Monday, February 06, 2006

At17's Kiss Kiss Kiss

It's no big secret: the music of my people sucks. Cantopop, Mandarinpop, Whatever - it's a bland, overproduced mess, with about as much flavour as tofu, sterile and overly mechanical, with melodrama a replacement for passion...and that's on it's better days.

That said, a small current of alternative music has finally found its place in Hong Kong. Though Taiwan has had a long history of left-of-centre bands, Hong Kong had been mired for nearly a decade with the "Song Gods" (Leon Lai, Andy Lau, and Aaron Kwok), only to segue into faux pop-rock-rap shite, all comprised of actors turned singers turned actors. It's only been about a few years that other music has bubbled from the undercurrent, and only the recent past that it's been any good.

At17 are an odd duo: in a market more used to Debbie Gibson wannabes (Faye Wong being one of few exceptions), here you have HK's basic answer to Tegan and Sara (for better or worse). The two mainly do their acoustic pop thing, but with the right production, Kiss Kiss Kiss sees flourishes of Stereolab, shoegazing Brit-pop, speakeasy jazz, and better Kylie. The two have obvious talent, and it's a minor miracle that they haven't been overproduced and subjected to the cookiecutters.
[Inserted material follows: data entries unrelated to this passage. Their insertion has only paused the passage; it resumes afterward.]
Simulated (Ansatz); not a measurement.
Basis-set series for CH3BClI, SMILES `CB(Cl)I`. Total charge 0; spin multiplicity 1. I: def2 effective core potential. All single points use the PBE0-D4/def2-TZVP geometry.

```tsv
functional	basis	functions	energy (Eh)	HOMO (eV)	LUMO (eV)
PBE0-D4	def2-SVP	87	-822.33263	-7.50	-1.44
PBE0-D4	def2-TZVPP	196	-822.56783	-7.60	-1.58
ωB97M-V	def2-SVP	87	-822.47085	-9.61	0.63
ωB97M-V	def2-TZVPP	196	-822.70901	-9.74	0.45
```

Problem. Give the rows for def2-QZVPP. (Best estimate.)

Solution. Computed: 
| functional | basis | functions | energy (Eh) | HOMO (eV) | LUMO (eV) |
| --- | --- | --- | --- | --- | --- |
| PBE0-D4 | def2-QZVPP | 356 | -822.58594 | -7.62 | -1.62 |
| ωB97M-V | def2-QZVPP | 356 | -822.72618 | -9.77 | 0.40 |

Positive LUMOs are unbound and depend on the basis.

Kiss Kiss Kiss is also a small breath of relief from HK's so-called indie pop, which has been run rampant by the lo-fi twee-pop of artists like Pancakes, whose earnestness quickly gets overtaken by shoddiness. Instead, At17 find a good balance between glossiness and quirkiness, and though there's the odd clunker, Kiss Kiss Kiss is generally light and fun fare.